A month ago, we noted that the future of the NAFTA renegotiations was very uncertain and that the time to get a deal done in 2018, with the current Mexican government and the current U.S. Congress, was quickly evaporating. Regrettably, the situation has only worsened since then. It is now quite clear that there is virtually no chance for a deal in 2018, although none of the parties have yet formally abandoned the negotiation process and talks—for whatever they are now worth—continue. But we must be honest about the situation: it’s not looking good.

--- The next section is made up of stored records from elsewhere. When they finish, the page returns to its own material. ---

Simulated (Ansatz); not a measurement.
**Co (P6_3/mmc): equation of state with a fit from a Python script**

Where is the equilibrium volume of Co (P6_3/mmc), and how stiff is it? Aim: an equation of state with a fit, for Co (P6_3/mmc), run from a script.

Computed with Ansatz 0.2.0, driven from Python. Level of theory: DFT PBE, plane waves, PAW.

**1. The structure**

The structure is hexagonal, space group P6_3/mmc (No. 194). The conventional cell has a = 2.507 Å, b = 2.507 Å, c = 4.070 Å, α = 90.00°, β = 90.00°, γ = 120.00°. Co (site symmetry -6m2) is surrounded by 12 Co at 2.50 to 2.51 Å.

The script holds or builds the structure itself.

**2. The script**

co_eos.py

NAFTA negotiators blew through what was supposed to have been the final May 17 deadline for completing a new trilateral trade agreement in 2018. U.S. Trade Representative Robert Lighthizer argued that "the NAFTA countries are nowhere near close to a deal." But the Mexican and Canadian negotiators continued to insist that a deal could still be concluded by the end of May. To get there, officials considered a "skinny" deal that would focus on auto rules of origin and other regulatory changes that would not require the approval of the U.S. Congress. Labor unions, some key members of Congress, and Mexico, however, all opposed the idea. For Mexico, this option meant they would have to give up a lot while getting little in return from the United States.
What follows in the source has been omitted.